Computational Workshop For Indigineous Languages Summary


Discussion how to cope with multiword constructions, or wordforms written separately. The background for this is the East Cree dictionary The issue is also relevant for western Cree languages written with Syllabics. (and for those who are not aware of the SRO standards and type with spaces ...)

Issues with East Cree and FSTs

If we are allowing for spaces between morphemes, and are expecting preverbs to be followed by a verb stem, medial, and ending, then spelling NEEDS to be proper, or our FST system will not recognize an incorrectly spelled pre-verb and thus will not recognize that there needs to be a stem, medial, etc. following it.

As I understand it, our theory of grammar is modular

FST-based preprocessing (or: tokenisation as part of morphology) presupposes a particular alphabet of well-formed strings between whitespace (referred to as "atoms" below,), and there is a separate module checking the well-formedness of these atoms (the FST implementation of morphology and phonology). The danger of having a mis-spelling is that it will take an atom outside of the language, and so as the FST-based preprocessing comes in to enforce dependencies between well-formed atoms, in the case of mis-spelled atoms it simply has nothing to work with.

In the case of a language like East Cree, a problem emerges in that people happily introduce whitespace between what we consider to be parts of a word.

Because legitimately distinct syntactic words are also separated by whitespace, it would be a major increase of the mission of our spell-checkers to handle the evaluation of sentences rather than atoms. Leaving some intermediate jumps unspecified, I think this is the central challenge of writing systems like that used in East Cree ... syntactically distinct items are being treated in the writing system in the same way as syntactically dependent items, but our spell checker should only reasonably be expected to handle one of these types of data (the close-knit atoms).

(If this understanding is faulty, please let me know : )

We may treat spaces alike, and include all atoms (in the sense introduced above) in the FST. Under this model, each atom will be treated as (isolated) candidates to be checked one after another, in the spell checkers. Such a system will clearly miss important facts, since not all combinations of preverbs and verb stems are licit, which is something that we want our spell checker to catch. Evaluating each atom by itself will preclude the analysis of combinations. (I'd be happy to introduce an example of a syntactic concatenation that our spellchecker shouldn't catch, and contrast it with a preverb-verb concatenation that our spellchecker should catch, but there is no ready way to distinguish them with the representation that neutralizes the distinction).
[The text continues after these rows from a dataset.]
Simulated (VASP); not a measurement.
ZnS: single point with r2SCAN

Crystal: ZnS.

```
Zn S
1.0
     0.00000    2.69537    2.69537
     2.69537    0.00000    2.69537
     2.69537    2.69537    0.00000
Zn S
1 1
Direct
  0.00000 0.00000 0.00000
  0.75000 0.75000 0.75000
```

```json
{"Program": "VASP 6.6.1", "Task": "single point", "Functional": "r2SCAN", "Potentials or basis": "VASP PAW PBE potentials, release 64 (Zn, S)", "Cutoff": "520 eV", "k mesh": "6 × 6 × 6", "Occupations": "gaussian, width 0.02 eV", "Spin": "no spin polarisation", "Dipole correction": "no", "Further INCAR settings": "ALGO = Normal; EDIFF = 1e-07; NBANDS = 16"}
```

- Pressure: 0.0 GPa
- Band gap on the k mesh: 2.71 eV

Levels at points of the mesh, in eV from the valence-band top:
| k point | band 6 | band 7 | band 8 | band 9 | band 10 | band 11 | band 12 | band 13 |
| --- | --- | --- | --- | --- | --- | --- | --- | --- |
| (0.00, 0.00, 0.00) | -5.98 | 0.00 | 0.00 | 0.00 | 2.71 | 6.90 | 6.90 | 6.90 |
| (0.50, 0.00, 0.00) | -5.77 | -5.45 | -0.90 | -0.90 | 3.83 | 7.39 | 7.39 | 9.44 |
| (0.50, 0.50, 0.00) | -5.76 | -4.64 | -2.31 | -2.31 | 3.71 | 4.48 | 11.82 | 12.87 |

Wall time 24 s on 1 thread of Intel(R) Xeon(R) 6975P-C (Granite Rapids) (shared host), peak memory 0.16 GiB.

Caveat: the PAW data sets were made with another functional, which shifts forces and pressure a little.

In order to find the illicit combinations one will then have to lean to an alternative. The alternative in this context is Constraint Grammar.

The alternative model would be to distinguish betwee real word boundaries and "word-internal" whitespace (thus not word-boundaries). This alternative works well for correct text: All candidates for a wordform (in the wide sense) is given as output. The problem arises when this FST is to be used as a spellchecker. In this case, the search for the longest match of wordform parts breaks down, as these parts may be misspelled. The main problem with this model is thus that the FST will not be able to recognize the maximal wordform (consisting of several atoms) as such.

The obvious solution to this is to treat each morpheme that is separated by spaces as an individual word, apply a grammar-checker level tool, using Constraint Grammar as a pattern-matcher to enhance spell-checking. (this weaves in nicely with the prior discussion of modularity)

Use of CG as a pattern-matcher to enhance spellcheck.

Th three things to accomplish in the near future

  • BLARK: Dustin & Katie with the help of Arok, Marie-Odile and company to put together a survey of Algonquian language resources and community pull to create language-technological tools. AKA "you give us resources, we help you create tools".
  • nehiyawêtân 1: describing the creation of a Plains Cree ICALL application: Lene, Megan, Antti, et co., to be followed by further development based on feedback from Cree instructors (Arok, Jean, Dorothy) and then impact on language learning -> LREC (I don't think LREC is the place for this)
  • nehiyawêtân 2: implementation in language courses and evaluation of the students' use of it and their learning outcome
  • FST modeling of Plains Cree nouns and an evaluation of the FST based on analysis of corpus, and a special look at Locatives, diminutives, possessives. Atticus, Lene, Trond, Antti, Arok.
  • FST modeling of Plains Cree verbs: Atticus, Lene, Trond, Antti, Arok.
  • itwewina - why and how combining an existing dictionary with an FST.

We want to be mindful of how to evangelize this work. Finding organizations, conferences where we can talk to people. Communities that are relevant include linguists, teachers, less so computer scientists.

Computer scientists don't necessarily think our work is interesting (not fashionable, too little data ... An interesting topic could be finding the lower limit of data needed for inference with various toolss... perhaps there is a paper here.) Teachers probably need a two-phase evangelism: "hey look at these tools you can use", and "hey, this is how these tools have an effect on learning". This second part requires teaming up with people who know about teaching and learning and such. Trond has articulate views about our role in the scientific study of minority languages and in our ability to create useful applications of technology. : )